2) Approximately how long after 1910 did the U.S. have a military presence in Nicaragua.
3) Who was Augusto Sandino and what did he do? He won his goal when the U.S. pulled out, what do you think he did afterward? (the second question isn't answered in the article, but you can speculate).
4) Did the U.S. always support Somoza? Explain.
5) When did the FSLN emerge and what did they do... (big question)
6) What happened in 1972, and why was it a turning point in the anti-Somoza fight?
7) Describe the U.S. response to the final months of the Somoza regime (from mid-1978 September 1978 to July 1979 when Somoza fled).
8) What was the most important aspect (overall) of U.S. policy toward the Sandinistas after July 1979?
9) Would you say there was essentially continuity between the policy of U.S. presidents Carter and Reagan, or was there a notable change. Explain your answer based on the reading.
10) The article doesn't mention the Iran hostage crisis (1979-1981) in which Iranians took the U.S. Embassy in Tehran. Given the state of relations between Iran and the U.S. in the early 1980s, what part of U.S. policy toward Nicaragua is most contradictory or surprising?

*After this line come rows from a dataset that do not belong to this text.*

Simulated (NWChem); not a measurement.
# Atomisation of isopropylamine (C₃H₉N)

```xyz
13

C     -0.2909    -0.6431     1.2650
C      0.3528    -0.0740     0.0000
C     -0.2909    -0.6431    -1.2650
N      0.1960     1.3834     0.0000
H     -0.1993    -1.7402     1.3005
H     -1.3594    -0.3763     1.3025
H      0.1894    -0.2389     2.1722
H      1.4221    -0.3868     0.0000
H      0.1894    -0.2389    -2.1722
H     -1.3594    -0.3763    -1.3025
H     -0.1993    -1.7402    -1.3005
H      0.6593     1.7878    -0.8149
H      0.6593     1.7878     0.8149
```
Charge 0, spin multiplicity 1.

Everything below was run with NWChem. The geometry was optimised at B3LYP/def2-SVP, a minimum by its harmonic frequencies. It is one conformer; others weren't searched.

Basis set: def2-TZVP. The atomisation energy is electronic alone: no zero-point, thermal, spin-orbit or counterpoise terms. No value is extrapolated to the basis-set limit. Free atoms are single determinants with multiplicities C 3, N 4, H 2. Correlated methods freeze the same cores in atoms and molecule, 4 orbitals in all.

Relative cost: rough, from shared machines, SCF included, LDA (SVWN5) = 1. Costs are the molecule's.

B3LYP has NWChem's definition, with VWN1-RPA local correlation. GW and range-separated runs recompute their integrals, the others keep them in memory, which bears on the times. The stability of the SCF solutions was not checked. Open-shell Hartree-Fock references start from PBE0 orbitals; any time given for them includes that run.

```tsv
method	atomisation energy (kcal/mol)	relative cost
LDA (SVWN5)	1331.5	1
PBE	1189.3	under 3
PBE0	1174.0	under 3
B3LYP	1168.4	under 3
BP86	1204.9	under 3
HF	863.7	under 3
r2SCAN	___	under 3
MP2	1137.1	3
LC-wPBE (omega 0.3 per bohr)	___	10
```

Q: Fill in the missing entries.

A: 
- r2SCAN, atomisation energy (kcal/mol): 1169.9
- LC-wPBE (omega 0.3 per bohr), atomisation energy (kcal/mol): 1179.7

11) Who were Daniel and Humberto Ortega?
12) There are numerous foreign policy initiatives mentioned in this short paper that originated in Central America or Latin America to resolve this crisis. Name the ones you see. Do you see any sort of common thread or significance in this diplomacy?
13) Who was Violeta Chamorro?
14) Why does the article say that "U.S. policy had both failed miserably and succeeded"?
section 1: Background on Nicaragua and the U.S. role there
Between 1979 and 1990, Nicaragua was led by the
Sandinista National Liberation Front (FSLN), which U.S. president Ronald Reagan (1981-89) at one point characterized as "a Communist reign of terror" (Congressional Quarterly, p. 72). The Sandinistas, for their part, noted in the new Nicaraguan national anthem that the "Yankees" were the "enemy of humanity." Both sides engaged in hyperbole, but the U.S. charge, certainly untrue, led to graver consequences.
The U.S. intervention in Nicaragua spread to include pressure upon and aid to the rest of of Central America. These four small countries received one billion dollars of aid, including an unprecedented amount of military aid. The U.S., furthermore, funded an irregular army of fifteen thousand troops which operated from Honduras. Its goal: to overthrow the Sandinista government.
The FSLN overthrew the Nicaraguan dictatorship of Anastasio Somoza Debayle, third ruler from the Somoza family that had led Nicaragua since 1935. The Somoza family's fortunes had been tied closely to the U.S. and the Cold War. Somoza Debayle's father, Anastasio Somoza Garcia, came into power as an unintentional, but perhaps predictable, result of U.S. diplomatic and military intervention in Nicaragua between 1910 and 1933.
The intervention in 1910 to favor of a conservative leader in a Nicaraguan power struggle, wound up leading to the long term presence of U.S. troops in the country. In an attempt to end the long presence of U.S. marines in the country, the U.S. created and trained a "
depoliticized" National Guard with the naive idea that it would support a stable government. Finally, in 1927, nationalist anger over this long-term U.S. role led Augusto Sandino to take up arms rather than accept the results of any Nicaraguan election managed by the U.S. government. The U.S. was soon bogged down in an nationalist guerrilla war against Sandino's men, a war which it was clearly losing in the public relations front - within Nicaragua, and internationally.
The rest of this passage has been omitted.